Data Sinks

In computing the term sink refers to a process that receives incoming events. In Hydra’s case the incoming events are the events consumed from a source. The Hydra data sync is responsible receiving these events and emitting them to the local file system. There are several types of sinks in Hydra:

  1. File - a sink that emits events to flat files
  2. Tree - a sink that emits events to a tree (also called a map) data structure.
  3. Chain - a sink that wraps multiple outputs
  4. Cassandra - a sink that emits records to a Apache Cassandra cluster.

File Sinks

File Sinks are used in what are commonly referred to as Split Jobs. A Split Job consumes events and emits the data to the local file system in some record based format.

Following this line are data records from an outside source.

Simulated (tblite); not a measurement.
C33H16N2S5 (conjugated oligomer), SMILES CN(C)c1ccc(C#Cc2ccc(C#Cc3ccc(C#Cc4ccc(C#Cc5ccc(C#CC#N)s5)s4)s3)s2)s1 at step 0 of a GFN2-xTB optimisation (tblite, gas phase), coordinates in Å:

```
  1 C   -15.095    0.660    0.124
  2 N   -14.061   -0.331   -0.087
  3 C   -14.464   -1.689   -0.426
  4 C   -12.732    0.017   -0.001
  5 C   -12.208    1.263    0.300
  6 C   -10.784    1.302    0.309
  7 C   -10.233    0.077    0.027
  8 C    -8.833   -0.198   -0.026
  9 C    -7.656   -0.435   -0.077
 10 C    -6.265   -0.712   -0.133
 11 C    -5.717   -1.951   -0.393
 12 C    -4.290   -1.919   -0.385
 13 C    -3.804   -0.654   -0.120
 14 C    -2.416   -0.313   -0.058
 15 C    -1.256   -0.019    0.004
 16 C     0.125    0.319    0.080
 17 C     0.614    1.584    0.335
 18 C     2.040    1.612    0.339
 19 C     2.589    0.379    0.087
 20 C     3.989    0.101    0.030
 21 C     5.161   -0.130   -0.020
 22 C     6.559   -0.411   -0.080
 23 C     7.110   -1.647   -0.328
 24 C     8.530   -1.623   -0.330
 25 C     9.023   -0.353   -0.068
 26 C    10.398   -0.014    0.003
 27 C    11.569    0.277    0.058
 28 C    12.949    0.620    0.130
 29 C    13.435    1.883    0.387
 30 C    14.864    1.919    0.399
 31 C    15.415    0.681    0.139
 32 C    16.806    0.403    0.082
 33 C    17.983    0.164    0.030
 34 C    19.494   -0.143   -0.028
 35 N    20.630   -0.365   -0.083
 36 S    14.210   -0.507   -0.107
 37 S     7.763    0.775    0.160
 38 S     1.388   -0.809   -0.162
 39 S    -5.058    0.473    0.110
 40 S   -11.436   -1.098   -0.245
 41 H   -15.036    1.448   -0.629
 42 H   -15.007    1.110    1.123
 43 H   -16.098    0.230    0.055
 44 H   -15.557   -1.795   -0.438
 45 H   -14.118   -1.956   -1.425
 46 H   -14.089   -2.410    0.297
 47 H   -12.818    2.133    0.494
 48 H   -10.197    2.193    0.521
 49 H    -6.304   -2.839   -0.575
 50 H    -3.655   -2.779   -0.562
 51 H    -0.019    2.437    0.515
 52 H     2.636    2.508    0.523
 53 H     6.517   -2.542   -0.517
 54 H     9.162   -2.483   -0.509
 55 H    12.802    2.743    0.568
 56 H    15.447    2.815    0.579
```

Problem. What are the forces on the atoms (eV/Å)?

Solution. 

Motivations for using File Sinks

One reason to ingest data into a hydra cluster is that the source system may just be a single server and having a large number of cluster nodes consume data concurrently from a single (or small number) of sources may overwhelm those servers. Ingesting the data into the cluster spreads the data across a a larger number of servers allowing an even a larger number of servers to consume the data from those servers.

Another reason data is ingested into a cluster is for long term storage. One of the functions Hydra serves is that of a distributed file system. With hundreds of servers participating in a cluster the net storage capacity can be very large. Rather than relying on a SAN for long term storage data can be consumed from sources with limited capacity and stored inside of the cluster for long term storage.

In large data systems it is often useful to store the same data sets partitioned by different functions. For example it may be desirable to store event data partitioned by user ID and by URL. This way downstream jobs can consume the data from the data source with the ideal partitioning scheme for the given use case.

Data cleansing is yet another reason people build Hydra Split jobs. In this use case filters may be applied to the data to remove uninteresting data (making downstream jobs faster), remove bad records, and/or add additional fields to the records (e.g. combining two or more fields to create a new value).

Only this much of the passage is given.